Catholic Culture Solidarity
Catholic Culture Solidarity

Catholic World News News Feature

Protect religious freedom, Pope urges Mexican government September 23, 2005

A secular government should protect the religious liberty of its people, without showing partiality or prejudice, Pope Benedict XVI said on September 23 as he met with a new ambassador from Mexico to the Holy See.

The Holy Father accepted the diplomatic credentials of Luis Felipe Bravo Mena, the new Mexican envoy, on the same day that he received a group of visiting Mexican bishops at his summer residence in Castel Gandolfo.

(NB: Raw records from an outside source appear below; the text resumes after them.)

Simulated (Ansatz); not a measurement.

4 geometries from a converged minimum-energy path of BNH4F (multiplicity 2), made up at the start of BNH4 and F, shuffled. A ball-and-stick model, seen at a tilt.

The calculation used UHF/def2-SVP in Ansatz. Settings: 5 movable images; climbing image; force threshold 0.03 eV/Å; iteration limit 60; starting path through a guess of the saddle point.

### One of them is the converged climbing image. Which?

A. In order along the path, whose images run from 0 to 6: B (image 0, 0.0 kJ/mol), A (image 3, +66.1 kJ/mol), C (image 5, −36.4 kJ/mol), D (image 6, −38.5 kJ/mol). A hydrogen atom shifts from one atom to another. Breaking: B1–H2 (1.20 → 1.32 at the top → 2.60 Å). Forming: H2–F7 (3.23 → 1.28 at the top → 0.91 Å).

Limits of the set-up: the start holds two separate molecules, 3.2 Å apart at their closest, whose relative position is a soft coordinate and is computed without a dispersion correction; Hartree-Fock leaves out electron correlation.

The Pope noted that "great progress" has been made in relations between the Vatican and Mexico since the establishment of diplomatic relations in 1992. After first being established in 1864, relations were broken off in 1867, by Mexican President Benito Juarez. The establishment of a virulently anti-Catholic regime led to harsh persecution, particularly in the 1920s. The anti-clericalism of the regime endured well into the 1970s; priests were forbidden to wear clerical garb in public, and in 1979, when Pope John Paul II visited Mexico, then-President José Lopez Portillo pointedly referred to the Pontiff as "sir."

Nevertheless, Mexico was and remains a Catholic country, and in his remarks to the new ambassador Pope Benedict mentioned that a large majority-- over 90 percent-- of the country's people are members of the Catholic faith. Among the world's nations, only Brazil has a larger Catholic population.

Pope Benedict remarked that the Church shares many of the government's concerns for protecting the people's welfare. He mentioned the special need for guarding family life, noting that the family "needs special support, because in Mexico, as in other countries, its vitality and fundamental role are declining." He mentioned that emigration complicates the difficulties of building solid family life.

The Pope also spoke about the persistent scourge of drug trafficking, and spoke of the difficulties facing the indigenous Indian tribes of Mexico, "who for centuries have struggled to uphold their ancestral values and traditions."

Regarding the country's new secular state, the Holy Father warned against the temptation "to reduce the religious life of citizens to the private sphere, with no social or public expression." He observed that a truly secular government welcomes and protects the religious practices of its citizens.

The Pope closed his remarks by expressing his hope that the presidential elections of 2006 would further the growth of democracy in Mexico. The election of the nation's current leader, Vicente Fox, in July 2000, marked a watershed in two respects. Fox was the first openly Catholic president of independent Mexico, and the first leader in 71 years who was not a member of the long-ruling Institutional Revolutionary Party (PRI). The powerful PRI, which dominated the anti-clerical government for generations, could regain power in the nex election.

President Fox attended the funeral of Pope John Paul II, and after the election of Pope Benedict, he issued an "open and permanent' invitation for the new Pontiff to travel to Mexico.